Now our ship moves, turns and has a good pump in it. Now we just need guns to go out and play. Building guns takes time to learn. My first two attempts were big failures. So I bought some from Charley and they are still in the Warspite and Mpls. I have never had a problem with them for three years. If you are going to build your own guns you really need to see one being built. I can’t explain it in an article. A how to video would work and this winter I am going to make one. There has already been a great article written about how to choose your gun set up and how to use them. It was written by Chris Pearce years ago. I copied it off his web site (Since taken down) I’ll let him do most of the talking today.
I’ll cover how to fire your guns. There are two ways to do this, popit valves or solenoids. The popits are pushed by a servo. The solenoids are fired with an electrical switch pushed by a servo or a team delta board that replaces the servo. The popits are cheaper and lighter. They work well for single guns. They can be made to work with twin or trips but it is not as easy as solenoids. Solenoids are heavier and cost $50 each (In 2006). But they are easy to make twins and trips fire. The servo vs team delta is pretty even choice if you are starting out with a new ship. To buy a servo and switch it costs almost the same as a team delta board. The team deltas can fire a little faster then the servos. The selection is up to the captain, his ship selection and his budget. For a twin guns cruiser you can use the solenoids and still make weight. In a small class 4 ship like a VDT or I-boat popits save weight and can easily fire the single guns. Bigger class four ships like a Tiger have the weight to give for solenoids. Class 5 and higher ships all should have solenoids. They have the weight and need them for the multiple gun set ups. I’ll cover how to wire up solenoids in the wiring part of this series.
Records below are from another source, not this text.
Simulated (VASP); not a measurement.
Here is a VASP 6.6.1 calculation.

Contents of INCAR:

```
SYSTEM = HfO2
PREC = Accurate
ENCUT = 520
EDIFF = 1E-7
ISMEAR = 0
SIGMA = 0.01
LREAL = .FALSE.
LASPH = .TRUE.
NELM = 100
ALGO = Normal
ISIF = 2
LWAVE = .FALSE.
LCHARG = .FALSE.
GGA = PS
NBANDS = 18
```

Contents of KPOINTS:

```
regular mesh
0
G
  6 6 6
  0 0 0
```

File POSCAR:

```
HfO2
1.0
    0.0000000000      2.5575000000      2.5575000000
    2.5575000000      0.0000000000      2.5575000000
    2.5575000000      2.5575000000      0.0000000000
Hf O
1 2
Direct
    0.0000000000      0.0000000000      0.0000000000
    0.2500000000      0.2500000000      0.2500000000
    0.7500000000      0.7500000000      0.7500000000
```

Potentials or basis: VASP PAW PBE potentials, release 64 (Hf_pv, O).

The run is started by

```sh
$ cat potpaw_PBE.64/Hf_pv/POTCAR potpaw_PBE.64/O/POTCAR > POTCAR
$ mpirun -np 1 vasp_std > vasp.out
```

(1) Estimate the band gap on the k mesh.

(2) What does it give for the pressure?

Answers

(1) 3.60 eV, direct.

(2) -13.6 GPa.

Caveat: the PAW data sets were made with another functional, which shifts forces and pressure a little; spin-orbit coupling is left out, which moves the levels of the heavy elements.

What size bottle should you get? 3.5oz bottles will cover all ships with 2-3 guns. I have seen one 5.5 unit ship use one but he had to be very careful getting a good fill and not wasting gas. A 7oz bottle will get any other class of ship through a sortie. A lot of people use a 9oz bottle as they are a little easier to find but they weigh more and are longer making them harder to fit in the ship. I have always used a standard regulator. You just need to find something that fits your bottle and keep the pressure at 150PSI. I have seen some people using the Palmer Rock the Boat regulators. They are adjustable, lighter then a standard one but a little longer and the need an adaptor to fit on the bottles we use.
Almost every one uses Clippard 1/8” hose for distributing the air and 1/16” hose from the popit or solenoid to the guns. I have seen ¼ copper tube soldered into the ship instead of the 1/8” hose. I have also seen the Parker push in hose and fittings. Parker hose does not pop off as easily, when it’s hot outside Clippard hose gets soft and will come off of the barb fittings. You need to use the hose clamps if you go with Clippard hose.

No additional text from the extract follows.